A common situation when stitching images together is that most of the output image or layer is empty. This happens particularly during perspective correction or when creating High resolution partial panoramas[*] from large numbers of photos.
This is ok except that panorama tools will labouriously process the geometry for all these empty pixels, which then consume valuable memory and disc space.
The TIFF specification allows for an image canvas to include a smaller image at an offset within the larger area using the XPOSITION, YPOSITION, TIFFTAG_PIXAR_IMAGEFULLWIDTH and TIFFTAG_PIXAR_IMAGEFULLHEIGHT TIFF tags, which is ideal for a typical panoramic image that is mostly empty space.
hugin, nona and PTmender can be told to create such cropped TIFF files by adding r:CROP as a TIFF option to the panorama format section of the p line in a stitching script. Two TIFF output formats are supported, TIFF_m and TIFF_multilayer (note that TIFF_multilayer is only supported by nona).
For example the following p line produces multiple cropped TIFF files with LZW compression:
p f0 w1000 h500 v120 n"TIFF_m c:LZW r:CROP"
enblend can read these cropped TIFF files since version 2.4, so this technique is useful when working with enblend. Additionally the gimp[*] image editor can open multilayer cropped TIFF files directly, though it cannot save them. It can be convenient to edit the alpha masks in multi-layer TIFFs before passing them to enblend with the help of a script; see Multi-Layer TIFF editing with the Gimp[*].

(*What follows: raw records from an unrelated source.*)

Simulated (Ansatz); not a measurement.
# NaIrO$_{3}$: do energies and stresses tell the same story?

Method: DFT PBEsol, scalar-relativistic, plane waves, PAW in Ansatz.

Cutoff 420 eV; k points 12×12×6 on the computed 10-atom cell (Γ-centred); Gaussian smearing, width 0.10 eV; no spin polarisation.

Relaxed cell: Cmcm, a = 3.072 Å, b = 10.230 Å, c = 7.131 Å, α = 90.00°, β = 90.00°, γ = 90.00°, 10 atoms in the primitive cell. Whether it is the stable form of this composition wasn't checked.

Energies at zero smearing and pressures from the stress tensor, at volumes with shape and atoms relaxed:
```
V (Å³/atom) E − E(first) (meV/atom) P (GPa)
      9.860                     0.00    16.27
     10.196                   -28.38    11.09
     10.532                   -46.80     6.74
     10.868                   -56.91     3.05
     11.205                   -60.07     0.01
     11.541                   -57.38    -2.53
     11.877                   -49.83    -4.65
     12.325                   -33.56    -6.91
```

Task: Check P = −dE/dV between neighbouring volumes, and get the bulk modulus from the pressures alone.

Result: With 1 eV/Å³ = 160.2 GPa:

Using cropped intermediate images is very useful - they use less diskspace and less resources are needed to generate them. Unfortunately, GIMP does not preserve the TIFF offset - and this is very unfortunate if you want to mask out some passing object in some of the remapped images, and blend them later with enblend. There's a way to preserve TIFF offset, though. First we have to figure out what the original offset of the image we will be editing is (of course, it is suggested to create a backup copy of the image anyway). To find that out, execute:
tiffdump <remappedd.tiff> | grep Position
an example output could be:
XPosition (286) RATIONAL (5) 1<19.1667> YPosition (287) RATIONAL (5) 1<2.54>
Here we can see that both X and Y offset is used. Important values in this output are 286 and 287, which denote TIFF data entries. Values at the end are actual offsets (19.1667 and 2.54).
Now, after editing the image in gimp, we will want to restore these offsets like:
tiffset -s 286 19.1667 <remappedd.tiff> tiffset -s 287 2.54 <remappedd.tiff>
Of course, if one of the offsets is 0 when dumping the data, there is no need to set it on the resulting image. Both tiffdump and tiffset are part of the libtiff package.